Cairo is the capital of modern Egypt, and the most populous city in Africa. By the Arabs it is called Maçr-el-Qâhira or simply Maçr. It is situated on the Nile, extending along the east bank of that river for about five miles. Cairo itself is really the fourth Moslem capital of Egypt. The site of one of those which preceded it is partly included within its walls, while the other two were a little to the south. Jauhar or Gohar-el-Kaid, the conqueror of Egypt for the Fatimite calif El-Moizz, in 968 founded El-Qâhira, "The Victorious." This name was finally corrupted into Cairo.
The city was founded on the spot occupied by the camp of the conqueror. It grew larger and more important as the years went by. In 1175 the Crusaders attacked Cairo; but were repulsed. The town prospered; but in 1517 it was conquered by the Turks. Thereafter it declined. The French captured the city in 1798. The Turkish and English forces drove them out in 1801, and Cairo was then handed over to Turkey.

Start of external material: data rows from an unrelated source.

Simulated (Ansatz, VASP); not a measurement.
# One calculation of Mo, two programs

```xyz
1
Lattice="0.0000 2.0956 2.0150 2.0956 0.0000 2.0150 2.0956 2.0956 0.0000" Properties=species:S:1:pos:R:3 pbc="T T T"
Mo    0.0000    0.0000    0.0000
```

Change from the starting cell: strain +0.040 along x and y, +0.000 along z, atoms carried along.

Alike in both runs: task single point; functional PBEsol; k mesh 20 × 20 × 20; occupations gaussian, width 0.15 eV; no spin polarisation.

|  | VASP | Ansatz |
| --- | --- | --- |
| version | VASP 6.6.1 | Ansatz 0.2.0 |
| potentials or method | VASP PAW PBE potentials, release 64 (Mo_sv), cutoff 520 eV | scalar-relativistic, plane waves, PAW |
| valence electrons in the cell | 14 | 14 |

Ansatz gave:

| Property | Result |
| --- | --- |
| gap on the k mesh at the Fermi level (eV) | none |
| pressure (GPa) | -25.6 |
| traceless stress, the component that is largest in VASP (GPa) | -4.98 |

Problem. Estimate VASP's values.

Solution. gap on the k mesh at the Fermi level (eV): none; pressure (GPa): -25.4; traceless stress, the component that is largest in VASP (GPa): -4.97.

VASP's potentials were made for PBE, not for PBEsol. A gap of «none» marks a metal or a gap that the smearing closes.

A few years later Mehemet Ali became the Turkish viceroy. This man was a bold and unscrupulous schemer. He was born in Macedonia, and became colonel of the troops of the Turkish sultan and was stationed in Egypt. In 1805 he was appointed governor. Two years later England tried to get possession of the country; but he foiled the British.
The Mamelukes, the former rulers of Egypt, had been conquered by Napoleon and were forced to acknowledge Mehemet Ali as master of Egypt. But they were still powerful, and their plots hindered the plans of the ambitious viceroy. So one day in 1811 Mehemet gave a great feast in the citadel in Cairo, to which the Mamelukes were all invited. Four hundred and fifty of them accepted and rode, a magnificent cavalcade, up to the citadel through a deep, steep passageway leading from the lower town.
The lower gates of the street were suddenly closed. Behind the walls were the armed men of Mehemet Ali. Point-blank they fired into the crowd of horsemen. The slaughter was kept up until all were dead. Tradition says that one man escaped by leaping his horse over a wall. Thus Mehemet became ruler indeed of Egypt.
Under his rule Cairo grew up. He is supposed to have watched over the welfare of his people; but, according to one historian, "they could not suffer more and live."
Ismail Pasha, the first of the khedives (keh-deeves') modernized Cairo. Coming from Paris filled with progressive but reckless ideas of civilization, he resolved to transform the ancient city by the Nile into an African metropolis. The festivities he organized on the occasion of the opening of the Suez Canal in 1869 are said to have cost twenty million dollars. He built the opera house of Cairo, and had Verdi, the famous composer, write the opera "Aïda" especially to be produced there in 1871. His extravagances plunged Egypt into debt, but in 1882 Cairo was occupied by the British, and under their rule Egypt came gradually from under this heavy burden of indebtedness.